Thursday, January 8, 2009

Obama's Regulatory Czar Likely to Set a New Tone

This article in the WSJ's edition of 8 January discusses Cass Sunstein (Nudge, a book co-written with Richard Thaler, I found fascinating reading). A phrase caught my eye; in fact, more than once the language used is critical.

WASHINGTON -- Cass Sunstein, a Harvard Law School professor who pioneered efforts to design regulation around the ways people behave, will be named the Obama administration's regulatory czar, a transition official said Wednesday.

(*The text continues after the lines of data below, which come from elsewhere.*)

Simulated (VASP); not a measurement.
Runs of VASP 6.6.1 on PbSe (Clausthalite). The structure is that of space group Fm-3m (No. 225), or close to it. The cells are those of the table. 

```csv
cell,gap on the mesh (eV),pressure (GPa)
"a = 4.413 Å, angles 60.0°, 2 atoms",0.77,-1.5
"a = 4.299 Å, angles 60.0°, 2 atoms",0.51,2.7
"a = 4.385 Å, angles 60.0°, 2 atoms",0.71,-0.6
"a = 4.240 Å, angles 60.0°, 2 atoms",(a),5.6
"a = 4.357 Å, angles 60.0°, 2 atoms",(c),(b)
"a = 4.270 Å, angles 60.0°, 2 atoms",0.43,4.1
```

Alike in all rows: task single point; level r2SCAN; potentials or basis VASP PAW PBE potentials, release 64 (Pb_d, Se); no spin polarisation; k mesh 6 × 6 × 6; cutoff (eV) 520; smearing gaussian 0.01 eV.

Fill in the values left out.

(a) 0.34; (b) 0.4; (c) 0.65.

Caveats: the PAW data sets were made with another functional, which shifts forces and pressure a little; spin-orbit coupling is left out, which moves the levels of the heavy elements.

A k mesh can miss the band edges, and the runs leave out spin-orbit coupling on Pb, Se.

Mr. Sunstein, a friend of President-elect Barack Obama from their faculty days at the University of Chicago law school, will mark a sharp departure for the White House Office of Information and Regulatory Affairs. Although obscure, the post wields outsize power. It oversees regulations throughout the government, from the Environmental Protection Agency to the Occupational Safety and Health Administration. Obama aides have said the job will be crucial as the new administration overhauls financial-services regulations, attempts to pass universal health care and tries to forge a new approach to controlling emissions of greenhouse gases.

Under President George W. Bush, the office has been dominated by administrators with a strong deregulatory bent. Activists saw it as the place where environmental, workplace safety, consumer products and other areas of regulation often stalled or died.

Deregulatory bent means conservative ideology, business-friendly.

Susan Dudley, the current administrator, had served at the Mercatus Center at George Mason University, a free market-oriented think tank, where she directed the Regulatory Studies Program from 2003 to 2006. Mr. Bush's first administrator, John Graham, championed cost-benefit analyses of regulations.

Free-market oriented? The sort of free market that gave us the mess we're in? And championed cost-benefit analyses of regulations?

Mr. Sunstein, a prolific academic with wide-ranging interests, may be best known for advancing a field known as "law and behavioral economics" that seeks to shape law and policy around the way research shows people actually behave. The theory builds on earlier approaches developed at the University of Chicago law school that sought to harmonize regulatory law with free-market economics. Although widely embraced by conservatives, critics said it failed to account for the sometimes less-than-rational aspects of human behavior.

In an interview with The Wall Street Journal last year, Mr. Sunstein said Mr. Obama was intrigued by "law and behavioral economics" as an approach to regulation that would avoid ideological extremes.

That is much clearer than championed cost-benefit analyses of regulations.

Mr. Obama believes in "doing law in a way that's realistically based on human behavior," Mr. Sunstein said. "He's a University of Chicago Democrat, so he's very attuned to the virtue of free markets and the risks of free-market regulation. He's not an old-style Democrat who's excited about regulations" for their own sake.

Mr. Sunstein said the Earned Income Tax Credit, which provides money to the working poor, was "a way of lifting people out of poverty" superior to old-style welfare payments.

Excellent point.

Last year, Mr. Sunstein joined the Harvard faculty, where his wife, Samantha Power, also teaches. Ms. Power was a foreign-policy adviser to Mr. Obama who was forced off the campaign after she called Sen. Hillary Clinton a "monster." Mrs. Clinton has been nominated to be Mr. Obama's secretary of state.

I think Power is back, or will soon be, with Obama.